3

I have an access database name DB_IMPORT_2020.accdb. It contains only one table named DB_IMPORT_2020_PM. I've been struggling a lot trying to import that table to Pandas. What I've been doing so far is:

# define components of our connection string
driver = '{Microsoft Access Driver (*.mdb, *.accdb)}'
filepath = r"C:\Users\corra\Desktop\DB_IMPORT_2020.accdb"

# create a connection to the database
cnxn = pyodbc.connect(driver = driver, dbq = filepath, autocommit = True)

crsr = cnxn.cursor()

# define the components of a query
table_name = 'DB_IMPORT_2020_PM'

# define query

query = "SELECT * FROM {}".format(table_name)

# execute the query

crsr.execute(query)

data = crsr.fetchall()

df = pd.DataFrame(data)

Then I come to the situation where I have a pandas dataframe with a single column and a list in each row.

0
________________________________________________________
0   [86232, 2019-09-12, INTERNET, ... , N ]
1   [86233, 2019-09-12, INTERNET, ... , M ]
2   [86234, 2019-09-12, MEZZO LIBERO, ...  , Q ]
3   ...

I feel like this is not the right way to do it and it is overly complicated. Does anyone know a simpler way to read data in a table of Access with Pandas?

This is the list i get with data = crsr.fetchall()

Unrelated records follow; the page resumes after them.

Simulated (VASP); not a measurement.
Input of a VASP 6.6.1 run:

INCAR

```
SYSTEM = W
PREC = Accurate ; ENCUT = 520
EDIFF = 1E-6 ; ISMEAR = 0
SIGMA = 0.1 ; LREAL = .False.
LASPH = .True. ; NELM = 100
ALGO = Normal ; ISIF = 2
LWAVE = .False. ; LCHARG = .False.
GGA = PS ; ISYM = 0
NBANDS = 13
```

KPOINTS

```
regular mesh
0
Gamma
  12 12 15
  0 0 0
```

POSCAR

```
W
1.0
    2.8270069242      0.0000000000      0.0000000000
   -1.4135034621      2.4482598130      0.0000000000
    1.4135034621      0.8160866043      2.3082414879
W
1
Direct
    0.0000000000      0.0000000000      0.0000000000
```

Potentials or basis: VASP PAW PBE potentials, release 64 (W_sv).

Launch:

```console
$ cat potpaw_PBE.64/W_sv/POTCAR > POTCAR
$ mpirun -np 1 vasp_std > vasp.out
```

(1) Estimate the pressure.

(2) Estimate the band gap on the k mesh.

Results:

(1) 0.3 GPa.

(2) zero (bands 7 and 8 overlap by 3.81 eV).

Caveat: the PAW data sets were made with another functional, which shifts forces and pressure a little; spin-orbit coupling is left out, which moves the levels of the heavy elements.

[(86232, datetime.datetime(2019, 9, 12, 0, 0), 'INTERNET', 'A.M Web', 'Brand_SMX', 0.0, 'gen', '20_FCST', 'OnLine', 'dipendente s', 'Low Rev.', 'STX', 'A.M', 'INTERNET', 'Brand_SMX', 'dipendente s', 'STORICI', 'TIER 1', 1.0, 'TIER 1', 'ALIMENTARI', '04_SRF', 'SMX', 'ALTRI', 'STC', 'Reservation', 'Off + On', 'Online_Res', 'TIER 1', None, None, None, None),
 (86233, datetime.datetime(2019, 9, 12, 0, 0), 'INTERNET', 'A.M Web', 'Brand_SMX', 0.0, 'feb', '20_FCST', 'OnLine', 'dipendente s', 'Low Rev.', 'STC', 'A. M', 'INTERNET', 'Brand_SMX', 'dipendente s', 'STORICI', 'TIER 1', 1.0, 'TIER 1', 'ALIMENTARI', '04_SRF', 'SMX', 'ALTRI', 'STX', 'Reservation', 'Off + On', 'Online_Res', 'TIER 1', None, None, None, None),
 (86234, datetime.datetime(2019, 9, 12, 0, 0), 'MEZZO LIBERO', 'S ITALIA SRL', 'S ELECTRONICS', 0.0, 'gen', '20_FCST', 'OffLine', 'BO / CI', 'Low Rev.', 'STX', 'S Italia Srl', 'MEZZO LIBERO', 'S', 'BEN BOT', 'STORICI', 'INTERCx', 1.0, 'INTERCx', 'INFORMATICA/FOTOGRAFIA', '04_SRF', 'SMX', 'ALTRI', 'STC', 'Reservation', 'Off + On', 'Offline_Res', 'INTX', None, None, None, None),...]
coelidonum
  • 523
  • 5
  • 17

2 Answers2

4

The easiest way to work with an Access database and pandas is to use the sqlalchemy-access dialect (which I maintain).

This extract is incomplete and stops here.